Introduction

Up to this point, we have worked with pretty simple visualizations, just so we can quickly glean important information about our statistical models without spending too much time focusing on the aesthetics of the visuals.

In this lab, we will learn a bit more about R’s graphical capability—especially through tidyverse’s ggplot—which provides us with incredible customizability. We will learn how to fine-tune some of the visuals we have already worked with, and we will preview some other common visual styles that can manage with ggplot.

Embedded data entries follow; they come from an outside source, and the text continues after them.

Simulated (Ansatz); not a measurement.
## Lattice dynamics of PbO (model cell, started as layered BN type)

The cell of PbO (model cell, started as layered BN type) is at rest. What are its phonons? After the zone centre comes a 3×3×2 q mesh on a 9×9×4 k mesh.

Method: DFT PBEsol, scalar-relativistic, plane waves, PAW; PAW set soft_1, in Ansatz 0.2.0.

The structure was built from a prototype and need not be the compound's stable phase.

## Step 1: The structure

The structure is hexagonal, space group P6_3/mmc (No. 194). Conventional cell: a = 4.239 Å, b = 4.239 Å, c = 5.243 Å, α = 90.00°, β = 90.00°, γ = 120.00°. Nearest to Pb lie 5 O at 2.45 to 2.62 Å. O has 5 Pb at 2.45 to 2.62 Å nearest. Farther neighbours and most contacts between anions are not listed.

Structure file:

Visualization and Analytical Thinking

Before we start working with some of these new visual tools, I want to take an opportunity to stress the importance of visualization more generally. It’s easy to see the process of presenting visuals as something somewhat superficial, but visualization can be critical for defining the kind of questions we can ask about our data.

For now, I’m going to obscure the code I’m using for this document. We will learn more about the kind of commands I used to generate the following figures, but I don’t want anyone to get bogged down initially. I’ll use these visuals to help impart an important lesson about data visualization’s in the research process.

Thirteen Data Sets

Let’s take a look at a collection of thirteen different data sets. Each data set has 142 observations with 2 columns, labeled x & y.

I’ll use some tidyverse commands to get some summary statistics for each of the data sets, including the mean of both variables and their standard deviations. Let’s see what seems to distinguish some of these data sets from one another.

Mean (x) Mean (y) SD (x) SD (y)
54.3 47.8 16.8 26.9
54.3 47.8 16.8 26.9
54.3 47.8 16.8 26.9
54.3 47.8 16.8 26.9
54.3 47.8 16.8 26.9
54.3 47.8 16.8 26.9
54.3 47.8 16.8 26.9
54.3 47.8 16.8 26.9
54.3 47.8 16.8 26.9
54.3 47.8 16.8 26.9
54.3 47.8 16.8 26.9
54.3 47.8 16.8 26.9
54.3 47.8 16.8 26.9

Well, there’s not much we can say here. All the summary statistics are identical. Why don’t we try modeling a linear relationship between the x and y variables. Maybe looking at the correlations will tell us something. I’ll display the linear regression lines for each data set below.

Okay. This is not revealing much either. All the lines seem to have the same slope, which shows a (slight) negative relationship where y decreases as x increases. The correlations aren’t revealing any notable distinctions.

But wait. One thing we can see here is that, while the correlations appear to be about the same, there are some differences in the ranges of values. Note that the regression lines don’t extend across the same range of x-axis values in each data set. Maybe there is something here after all.

Let’s just go ahead and plot the actual data.

Now there’s some distinction!

This is a tongue in cheek data set known as the ‘datasaurus dozen’. It’s often used in intro statistical classes to help illustrate the importance of visualization. It’s inspired by another conceptually similar data set known as ‘Anscombe’s quartet’ which likewise stresses the role of plotting data in producing well informed analyses.

In Sum

So, take this as a showcase of the importance of visualizing your data. This isn’t to discount summary statistics and other numeric description of data—those are still invaluable for us.

Rather, cases like Datasaurus or Anscombe’s quartet highlight the necessity of understanding the shape of your data. This will determine the kind of questions you can ask with the data, as well as the kind of statistical tools you need to describe it.

For example, in the case we just examined, those x and y variables do not have any kind of clear linear relationship. In that case, tools like standard OLS regression that assume linearity are not appropriate. Any relationship between the variables could only be explored through other statistical means.

So, making our figures and tables look aesthetically pleasing is indeed valuable in its own right, but don’t underestimate the utility of good visualization for the analytic process itself.